How to Store Knowledge Graphs

About 1114 wordsAbout 4 min

2026-04-29

1. Overview

In DataFlow-KG, we mainly use json files to store knowledge graphs.

Here, "storing a knowledge graph" does not mean that all entities and relations must first be imported into a graph database and then processed around that database. A more common approach is to store each text sample, record, or task unit as a JSON object, and write the extracted entities, triples, tuples, events, and other results into that same object. Multiple objects then form a complete JSON file.

A minimal example is shown below:

[
  {
    "text": "Henry was trained by Maria Rodriguez in 2021.",
    "triple": [
      "<subj> Henry <obj> Maria Rodriguez <rel> is_trained_by"
    ]
  }
]

We do not use Neo4j as the default storage method because the primary focus of DataFlow-KG is data preparation. During the data preparation stage, a knowledge graph dataset usually goes through the following processes:

Extracting entities, relations, attributes, and events from raw text
Cleaning, completing, filtering, and normalizing the extracted results
Repeatedly adjusting sample formats to fit different graph types

At this stage, the data format is often not fully stable and may change frequently. In comparison, json files have several clear advantages:

Better for batch processing: one batch of samples can be stored in one file and sent directly into a Pipeline
Better for data preparation: adding, removing, or changing fields is straightforward
Easier for version control: format changes and sample changes can be tracked with Git
Easier to migrate: no extra database service is required, and files can be copied directly for reproduction

Neo4j is more suitable after the graph structure has become relatively stable, especially for online retrieval, complex path queries, and graph analysis. In our data preparation workflow, what matters more is that graph results can be generated, revised, and reused quickly. Therefore, we choose json files as the default storage format.

We provide the KGRelationTripleVisualization operator to output HTML files for graph visualization.

2. Concrete Storage Formats

For different types of knowledge graphs, we define different string formats and then store these strings as lists in JSON fields.

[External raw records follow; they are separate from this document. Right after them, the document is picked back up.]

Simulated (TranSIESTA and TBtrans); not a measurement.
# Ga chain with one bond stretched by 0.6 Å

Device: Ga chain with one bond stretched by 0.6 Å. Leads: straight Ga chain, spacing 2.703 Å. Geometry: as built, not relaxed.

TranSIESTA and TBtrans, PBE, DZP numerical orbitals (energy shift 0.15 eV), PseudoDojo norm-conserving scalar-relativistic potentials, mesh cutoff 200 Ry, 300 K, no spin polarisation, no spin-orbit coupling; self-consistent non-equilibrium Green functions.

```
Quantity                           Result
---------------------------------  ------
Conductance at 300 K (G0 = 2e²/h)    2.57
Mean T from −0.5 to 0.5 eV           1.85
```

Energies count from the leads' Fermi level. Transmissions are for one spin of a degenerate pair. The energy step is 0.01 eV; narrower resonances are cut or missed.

2.1 Entity-Relation-Entity

Relational triples use the following format:

<subj> ... <obj> ... <rel> ...

For example:

<subj> Henry <obj> Maria Rodriguez <rel> is_trained_by

In a JSON file, this is typically stored as:

{
  "triple": [
    "<subj> Henry <obj> Maria Rodriguez <rel> is_trained_by"
  ]
}

2.2 Entity-Attribute-Value

Attribute triples use the following format:

<entity> ... <attribute> ... <value> ...

For example:

<entity> Henry <attribute> nationality <value> British

In a JSON file, this is typically stored as:

{
  "triple": [
    "<entity> Henry <attribute> nationality <value> British"
  ]
}

2.3 Temporal Entity-Relation-Entity

Temporal relational quadruples use the following format:

<subj> ... <obj> ... <rel> ... <time> ...

For example:

<subj> Henry <obj> Maria Rodriguez <rel> is_trained_by <time> 2021

In a JSON file, this is typically stored as:

{
  "tuple": [
    "<subj> Henry <obj> Maria Rodriguez <rel> is_trained_by <time> 2021"
  ]
}

2.4 Temporal Entity-Attribute-Value

Temporal attribute quadruples use the following format:

<entity> ... <attribute> ... <value> ... <time> ...

For example:

<entity> Henry <attribute> job_title <value> Research Assistant <time> 2021

In a JSON file, this is typically stored as:

{
  "tuple": [
    "<entity> Henry <attribute> job_title <value> Research Assistant <time> 2021"
  ]
}

2.5 Hyper-Relational Knowledge Graphs

A hyper-relational knowledge graph extends a basic relation by attaching additional attributes to that relation. One common form is:

<subj> ... <obj> ... <rel> ... <rel_attribute> ...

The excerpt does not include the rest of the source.